ECB review: Oops, we did it again! - Natixis

Johannes Gareis, Research Analyst at Natixis, notes that the ECB did it again and eased its monetary policy stance and left the key policy rates unchanged.

Key Quotes

“However, the central bank extended its QE programme to December 2017 and trimmed the pace of monthly asset purchases to EUR 60 bn a month (from April 2017). Like in the past, the ECB indicated that its QE programme is basically open-ended, saying that asset purchases will continue as long as necessary and in any case until the ECB sees “a sustained adjustment in the path of inflation consistent with its inflation aim”. To address the likely shortage of sovereign bonds for its QE programme, the ECB adjusted the parameters of the QE programme as follows (as of January 2017): i) the minimum eligible bond maturity is brought down from 2 years to 1 year and ii) the ECB will buy assets yielding below the deposit rate, if necessary.”
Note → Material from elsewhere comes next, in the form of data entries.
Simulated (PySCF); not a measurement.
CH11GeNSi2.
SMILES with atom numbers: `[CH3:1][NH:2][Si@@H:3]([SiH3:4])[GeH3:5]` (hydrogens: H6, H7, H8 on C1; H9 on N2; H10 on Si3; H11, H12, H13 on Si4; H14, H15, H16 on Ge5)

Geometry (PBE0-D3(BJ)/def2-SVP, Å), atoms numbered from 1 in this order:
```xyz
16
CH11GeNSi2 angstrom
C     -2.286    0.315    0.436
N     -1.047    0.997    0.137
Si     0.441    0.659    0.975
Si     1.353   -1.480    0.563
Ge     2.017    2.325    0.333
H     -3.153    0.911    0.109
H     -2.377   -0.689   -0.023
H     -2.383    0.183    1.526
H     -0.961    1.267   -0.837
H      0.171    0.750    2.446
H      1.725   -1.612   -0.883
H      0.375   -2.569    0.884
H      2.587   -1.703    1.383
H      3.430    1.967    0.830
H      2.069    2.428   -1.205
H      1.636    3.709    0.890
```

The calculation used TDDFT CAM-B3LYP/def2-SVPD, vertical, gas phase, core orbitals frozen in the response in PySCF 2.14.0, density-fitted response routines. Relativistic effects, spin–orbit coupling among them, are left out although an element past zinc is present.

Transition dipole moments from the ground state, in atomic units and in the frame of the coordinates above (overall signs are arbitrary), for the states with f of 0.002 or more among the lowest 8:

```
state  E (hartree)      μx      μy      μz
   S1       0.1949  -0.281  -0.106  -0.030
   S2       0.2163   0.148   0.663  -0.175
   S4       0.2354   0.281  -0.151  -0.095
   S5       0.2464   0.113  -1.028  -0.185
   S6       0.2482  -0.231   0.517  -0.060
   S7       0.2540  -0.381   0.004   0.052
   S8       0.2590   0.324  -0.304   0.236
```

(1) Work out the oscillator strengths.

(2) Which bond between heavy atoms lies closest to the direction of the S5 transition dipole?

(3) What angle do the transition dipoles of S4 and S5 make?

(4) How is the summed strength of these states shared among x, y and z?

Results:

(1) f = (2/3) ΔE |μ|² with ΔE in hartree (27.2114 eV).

Furthermore, the ECB issued updated staff forecasts on growth and inflation, including 2019 projections for the first time. The 2016 inflation projection was unchanged at 0.2% but the inflation projection was revised up to 1.3% (1.2%) for 2017 and down to 1.5% (1.6%) for 2018. The ECB expects inflation to reach 1.7% in 2019, which is still a little bit below its target of close but below 2%. The ECB’s forecast for GDP growth is 1.7% for 2016, 1.7% (1.6%) for 2017, 1.6% (1.6) for 2018 and 1.6% for 2019. We are surprised by the relatively high growth projection and the relatively low inflation projection. In particular, we expect a sharper rise in inflation next year (1.5%) as oil prices ramp up energy prices.” 

“We and the majority of market observers had expected the ECB to extent the QE programme by six months from March 2017 to September 2017 and to keep the pace of monthly purchases unchanged at EUR 80 bn. In light of this, the reduction of monthly purchases to EUR 60 bn may appear as a slightly hawkish shift and some may say that the “tapering genie” is ultimately out of the bottle. We do not think so, however. First, there is little difference between purchasing EUR 80 bn in assets per month for six months (+EUR 480 bn) and purchasing EUR 60 bn in assets per month for nine months (+EUR 540 bn). Second, and more importantly, the ECB did not signal that the pace of asset purchases is likely to slow down further in 2017, or, as Mario Draghi has put it in the press conference, “a reduction in purchases to zero has not been on the table”.” 

“Overall, the ECB President tried to put the “tapering genie” back in the bottle today, despite the reduction in the pace of monthly asset purchases. We think that the ECB will neither increase nor decrease its monetary stimulus over the coming months. But judging from our more bullish view on inflation, we think that the ECB’s next step is later in 2017, when the ECB should guide the market how it plans to end asset purchases after December 2017.”